A production-ready Google Drive clone built from the ground up. This isn't just another file manager—it's a complete cloud storage solution with user authentication, file sharing, collaboration features, and everything you'd expect from a modern drive service.
After working with various cloud storage solutions and feeling frustrated by their limitations, I decided to build something better. This project implements a full-featured drive application with:
- Multi-user authentication with JWT tokens
- File and folder management with drag-and-drop
- Sharing and permissions (Viewer, Commenter, Editor)
- Search and filtering across all your files
- Storage analytics and quota management
- Activity tracking and version history
- Real-time UI built with React and TypeScript
Everything runs in a single Docker container, making deployment trivial. Pull the image, run it, and you're good to go.

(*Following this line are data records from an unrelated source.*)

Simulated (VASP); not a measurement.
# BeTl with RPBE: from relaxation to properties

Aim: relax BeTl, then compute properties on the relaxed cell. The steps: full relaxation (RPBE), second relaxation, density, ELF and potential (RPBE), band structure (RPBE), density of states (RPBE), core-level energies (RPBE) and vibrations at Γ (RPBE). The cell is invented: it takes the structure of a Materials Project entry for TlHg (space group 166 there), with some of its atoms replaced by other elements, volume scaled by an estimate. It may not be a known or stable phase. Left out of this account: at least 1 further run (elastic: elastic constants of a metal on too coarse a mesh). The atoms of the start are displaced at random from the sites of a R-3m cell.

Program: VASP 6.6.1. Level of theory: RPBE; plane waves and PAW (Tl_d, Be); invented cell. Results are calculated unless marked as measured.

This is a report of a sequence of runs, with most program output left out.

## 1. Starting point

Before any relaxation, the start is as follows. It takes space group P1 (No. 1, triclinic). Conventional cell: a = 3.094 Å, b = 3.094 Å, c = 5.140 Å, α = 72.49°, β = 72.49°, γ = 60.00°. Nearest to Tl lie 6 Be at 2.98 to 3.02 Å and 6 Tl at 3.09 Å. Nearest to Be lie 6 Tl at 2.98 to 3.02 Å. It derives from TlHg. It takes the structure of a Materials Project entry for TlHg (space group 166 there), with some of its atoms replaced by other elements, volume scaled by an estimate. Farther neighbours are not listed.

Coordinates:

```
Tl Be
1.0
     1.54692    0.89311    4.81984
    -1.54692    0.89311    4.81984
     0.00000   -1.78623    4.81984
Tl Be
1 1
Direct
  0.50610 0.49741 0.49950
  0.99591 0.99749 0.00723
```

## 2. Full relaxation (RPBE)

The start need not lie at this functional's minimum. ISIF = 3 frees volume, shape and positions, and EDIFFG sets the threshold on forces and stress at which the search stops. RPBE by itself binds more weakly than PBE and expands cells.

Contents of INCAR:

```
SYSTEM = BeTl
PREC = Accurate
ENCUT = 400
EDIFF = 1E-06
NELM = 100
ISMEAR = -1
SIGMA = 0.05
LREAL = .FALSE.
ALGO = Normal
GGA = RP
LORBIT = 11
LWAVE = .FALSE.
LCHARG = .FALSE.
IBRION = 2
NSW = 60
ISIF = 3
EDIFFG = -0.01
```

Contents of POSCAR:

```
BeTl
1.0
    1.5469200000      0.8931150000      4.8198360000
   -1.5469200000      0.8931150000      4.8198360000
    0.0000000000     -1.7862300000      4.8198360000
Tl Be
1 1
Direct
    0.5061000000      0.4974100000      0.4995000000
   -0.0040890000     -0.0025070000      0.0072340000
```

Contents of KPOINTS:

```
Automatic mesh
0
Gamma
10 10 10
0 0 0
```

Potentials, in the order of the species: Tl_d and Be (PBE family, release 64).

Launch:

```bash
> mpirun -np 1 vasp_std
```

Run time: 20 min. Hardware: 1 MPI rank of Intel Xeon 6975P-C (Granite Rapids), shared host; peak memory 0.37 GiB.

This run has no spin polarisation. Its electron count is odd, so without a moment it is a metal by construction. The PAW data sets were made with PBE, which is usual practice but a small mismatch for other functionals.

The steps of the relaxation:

We've packaged everything into a single Docker image that includes PostgreSQL, Redis, MinIO, the backend API, and the frontend. No docker-compose needed, no configuration headaches.
docker run -d \
--name gdrive-clone \
-p 3000:3000 \
-p 8000:8000 \
-p 9000:9000 \
-p 9001:9001 \
venky1701/gdrive-clone:latestThat's it. The container handles database initialization, service startup, and everything else automatically.
Access Points:
- Frontend: http://localhost:3000
- Backend API: http://localhost:8000/api
- API Documentation: http://localhost:8000/docs
- MinIO Console: http://localhost:9001 (minioadmin/minioadmin)
Default Credentials:
- Email:
demo@example.com - Password:
demo123
The application automatically initializes with mock data when you first start it, so you'll have sample users, files, and folders to work with immediately.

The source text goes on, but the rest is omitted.